Collection and Acquisition Policy
The Women and Leadership Archives (WLA) collects and makes available permanently valuable records of women and women’s organizations, which document women’s lives, roles, and contributions. Part of the Ann Ida Gannon, BVM, Center for Women and Leadership, and the Loyola University Chicago Libraries, the WLA serves a wide variety of users ranging from students and scholars to the general public. The WLA makes records available at the Archives and through remote reference services, as well as provides programs and online resources.
Activism and Women’s Issues: Papers of women and women’s organizations that focus on activism and/or women’s issues
Authors: Books, publications, and papers of authors
Education: Records of organizations or individuals regarding women’s education and/or educational organizations founded by women
Environment: Papers of women involved in environmental issues
Mundelein College: Records of Mundelein College, published information about Mundelein, papers of graduates that fit topically and geographically into the WLA collecting scope
Public Service: Papers of women in politics from the local, regional, and national levels
Social Justice: Papers of women and woman-focused organizations concerned with social justice activities and social justice oriented organizations that were founded by women, and/or have a strong woman’s component
Fine, Performance, and Visual Arts: Papers of women in the fine, performance, and visual arts. Individual works of art will not be accepted except on a case by case basis
Women Religious: Records about or produced by women religious that fit topically and geographically into the WLA collecting scope
Collecting will adhere to the following geographic criteria, in rank order.
- Chicago, the surrounding areas, and the state of Illinois
- Midwest: East North Central Division that includes Illinois, Indiana, Michigan, Ohio, and Wisconsin
- United States
Collections of donors who work internationally will be considered if they are based in, or at one point resided in one of the aforementioned geographical areas.
Record Formats & Chronological Considerations
Records focus is on the 20th and 21st centuries. Materials from the 19th century will be collected when possible to acquire exceptional collections within the WLA scope.
Formats accepted include paper, photographs/slides, and audiovisual materials. Medium to large three dimensional objects may also be accepted on a case by case basis to ensure they can be properly cared for.

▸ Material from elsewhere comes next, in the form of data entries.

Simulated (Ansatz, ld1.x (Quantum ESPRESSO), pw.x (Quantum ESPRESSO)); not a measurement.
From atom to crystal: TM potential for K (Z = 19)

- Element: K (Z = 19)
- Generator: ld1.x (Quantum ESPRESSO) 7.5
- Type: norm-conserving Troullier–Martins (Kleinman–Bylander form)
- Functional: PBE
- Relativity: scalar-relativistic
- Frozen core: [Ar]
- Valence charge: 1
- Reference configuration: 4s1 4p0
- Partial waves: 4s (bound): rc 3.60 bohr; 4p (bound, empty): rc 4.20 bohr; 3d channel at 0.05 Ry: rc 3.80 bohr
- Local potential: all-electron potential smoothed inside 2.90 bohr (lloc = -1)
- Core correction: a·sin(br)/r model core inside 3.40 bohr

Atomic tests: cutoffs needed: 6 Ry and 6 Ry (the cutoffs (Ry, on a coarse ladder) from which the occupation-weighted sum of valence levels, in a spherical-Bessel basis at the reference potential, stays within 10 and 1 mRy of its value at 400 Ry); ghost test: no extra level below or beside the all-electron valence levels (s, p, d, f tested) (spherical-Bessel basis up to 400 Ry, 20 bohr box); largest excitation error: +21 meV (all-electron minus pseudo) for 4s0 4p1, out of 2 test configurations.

Donations that include electronic or born digital records will be evaluated prior to acceptance to determine the WLA has sufficient resources to preserve and make them available.
Collections may be acquired for the WLA via gift or bequest. The acquisition process for an item or collection is guided by the following criteria:
- Relevance to the WLA collection policy.
- Size and condition of the item/collection.
- Ability of the WLA to process, preserve, and make the records available.
Collections may not be accepted under the following conditions:
- If legal ownership is in question.
- If it consists of a partial collection when major portions of the collection have been donated elsewhere.
- If requirements come with the gift that cannot be met.
The WLA Director makes the final decision regarding collection acceptance to ensure the donation fits with the WLA collecting policy; that resources are available to preserve and make available collections to researchers; and that the university’s gift policy is followed. All donation negotiations will be handled by the WLA Director, who may enlist the assistance of the Dean of Libraries and/or the Director of the Ann Ida Gannon, BVM, Center for Women and Leadership. If a collection is not suitable for the WLA, the WLA Director will refer the donor to more suitable repositories.
In addition to the WLA Director, the Director of the Ann Ida Gannon, BVM, Center for Women, and the Dean of Libraries have authority to accept collections for the WLA. When possible, they will consult with the WLA Director prior to accepting a donation.
Deed of Gift
All donors, or legal designees, are required to sign a deed of gift transferring legal title to the WLA. The signed deed of gift becomes a part of the permanent collection record. Collections without a deed of transferring legal title will not be accepted. The deed of gift includes transfer of copyright to the WLA. Copyright may also be shared between donor and the WLA or reside with the donor for a number of years and then transferred to the WLA. Cases when copyright is not transferred outright to the WLA will be clearly noted in the deed of gift.
If the donor requests the return of material for which there is a deed of gift, the Dean of Libraries and University legal counsel will be consulted prior to a decision of return. No donation will be accepted that is not open for public access immediately or upon some specific future date.
Donors, working with the WLA Director, may specify that parts or all of a collection may be temporarily closed or restricted for a reasonable period of time. Such restrictions will be clearly stated in the deed of gift. Donations that a donor wishes to see all, or parts of, closed permanently will not be accepted.
Because of Internal Revenue Service regulations and conflict of interest issues, the WLA may not appraise donated materials, provide tax advice, or interpret tax laws.
Loans of materials will only be accepted in rare cases. Deposits of materials will not be accepted without the explicit agreement that such materials will be gifted in the future to the WLA, for example, by the estate of the donor.
Occasionally it may be necessary to remove material from a collection. Deaccessioning is the term used regarding formal removal of materials from the custody of an archives through return to the donor, transfer to a more appropriate institution, or destruction.
The following factors are considered when considering de-accession of an item or collection:
- The item or collection can no longer be properly stored, preserved, or used.
- The item or collection no longer retains its physical integrity, identity, or authenticity.
- The item or collection is duplicated elsewhere in the WLA collections.
- The item or collection is too costly to store, display, or maintain.
- The item or collection no longer fits within the WLA collection policy.
When one or more of these factors have been met, deaccessioning may be initiated by the WLA Director. If more than 20% of a collection is considered for deaccessioning, the WLA Director will determine the best procedure for handling the materials, make a recommendation to the Dean of Libraries and the Gannon Center Director, and carry out the recommendation. A permanent deaccession list will be created and maintained by the WLA Director.
Collection and Acquisition Policy last updated August 2014.